• #
      • CME 10-7864-BC
      • Effective Date
      • 13 February 2014
    • FILE NO.:

      CME 10-7864-BC


      Miikka Hautamaki


      Rule 534. Wash Trades Prohibited

      No person shall place or accept buy and sell orders in the same product and expiration month, and, for a put or call option, the same strike price, where the person knows or reasonably should know that the purpose of the orders is to avoid taking a bona fide market position exposed to market risk (transactions commonly known or referred to as wash sales). Buy and sell orders for different accounts with common beneficial ownership that are entered with the intent to negate market risk or price competition shall also be deemed to violate the prohibition on wash trades. Additionally, no person shall knowingly execute or accommodate the execution of such orders by direct or indirect means.

      Market Regulation Advisory Notice RA0913-5 FAQ (Excerpt)

      Q11- Under what circumstances is trading with oneself on the electronic platform a violation of exchange rules regarding wash trading?
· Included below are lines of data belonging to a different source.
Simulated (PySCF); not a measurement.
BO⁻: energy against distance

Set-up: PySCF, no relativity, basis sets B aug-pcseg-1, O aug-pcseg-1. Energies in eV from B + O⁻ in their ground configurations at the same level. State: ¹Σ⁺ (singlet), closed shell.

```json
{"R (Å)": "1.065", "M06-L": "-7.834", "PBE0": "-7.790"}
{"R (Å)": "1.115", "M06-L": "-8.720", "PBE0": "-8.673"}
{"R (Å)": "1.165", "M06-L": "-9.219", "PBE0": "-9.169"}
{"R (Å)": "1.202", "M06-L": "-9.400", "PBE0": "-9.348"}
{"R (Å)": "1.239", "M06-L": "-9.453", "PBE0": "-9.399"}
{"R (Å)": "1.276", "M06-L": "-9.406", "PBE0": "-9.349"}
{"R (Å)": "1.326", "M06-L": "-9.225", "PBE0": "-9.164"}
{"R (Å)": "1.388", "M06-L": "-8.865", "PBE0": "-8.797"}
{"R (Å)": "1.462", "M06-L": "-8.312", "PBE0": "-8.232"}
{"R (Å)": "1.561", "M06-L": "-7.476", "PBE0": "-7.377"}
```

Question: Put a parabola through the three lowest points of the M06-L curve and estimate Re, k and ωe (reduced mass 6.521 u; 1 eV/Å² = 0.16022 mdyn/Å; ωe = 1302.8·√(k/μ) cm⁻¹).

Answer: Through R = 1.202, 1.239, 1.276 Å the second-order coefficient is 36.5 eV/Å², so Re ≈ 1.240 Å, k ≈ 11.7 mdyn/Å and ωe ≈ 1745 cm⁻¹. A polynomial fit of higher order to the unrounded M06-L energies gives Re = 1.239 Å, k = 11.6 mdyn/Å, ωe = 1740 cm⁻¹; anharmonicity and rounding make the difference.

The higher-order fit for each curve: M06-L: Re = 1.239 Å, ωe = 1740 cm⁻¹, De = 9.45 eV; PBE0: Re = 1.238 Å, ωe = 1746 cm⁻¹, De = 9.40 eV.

      A11- Rule 534 provides that buy and sell orders for accounts with common beneficial ownership must be entered in good faith for the purpose of making bona fide transactions. Thus, it is a violation of Rule 534 for a market participant to enter an order on the electronic system that he knew or should have known would match with a resting order on the other side of the market for an account with common beneficial ownership. Generally, an unintentional and incidental matching of such buy and sell orders will not be considered a violation of Rule 534. However, active traders who frequently enter orders on opposing sides of the market which may have a tendency to cross are strongly encouraged to employ functionality designed to minimize or eliminate their buy and sell orders from matching with each other.


      Pursuant to an offer of settlement in which Miikka Hautamaki (“Hautamaki”) neither admitted nor denied the rule violation upon which the penalty is based, and after Hautamaki voluntarily submitted himself to the jurisdiction of the BCC for purposes of settling this matter, on February 11, 2014, a Panel of the CME Business Conduct Committee found that on several occasions between August 1, 2009 and June 9, 2010, Hautamaki executed trades in the E-mini S&P 500 futures contract on the CME Globex electronic trading platform (“Globex”) where his account was on both the sell and buy sides of the transaction, resulting in no change in beneficial ownership. While Hautamaki did not specifically intend his orders to match, he knew, or should have known, they would match. The Panel concluded that in so doing, Hautamaki violated CME Rule 534.


      In accordance with the settlement offer and in consideration of other factors in mitigation, the Panel fined Hautamaki $5,000. The Panel also suspended Hautamaki for a period of 50 business days from directly or indirectly accessing, placing orders or executing trades on any trading or clearing platform owned, controlled or operated by CME Group Inc., including, but not limited to, CME Globex, beginning on the effective date below and continuing through and including April 24, 2014.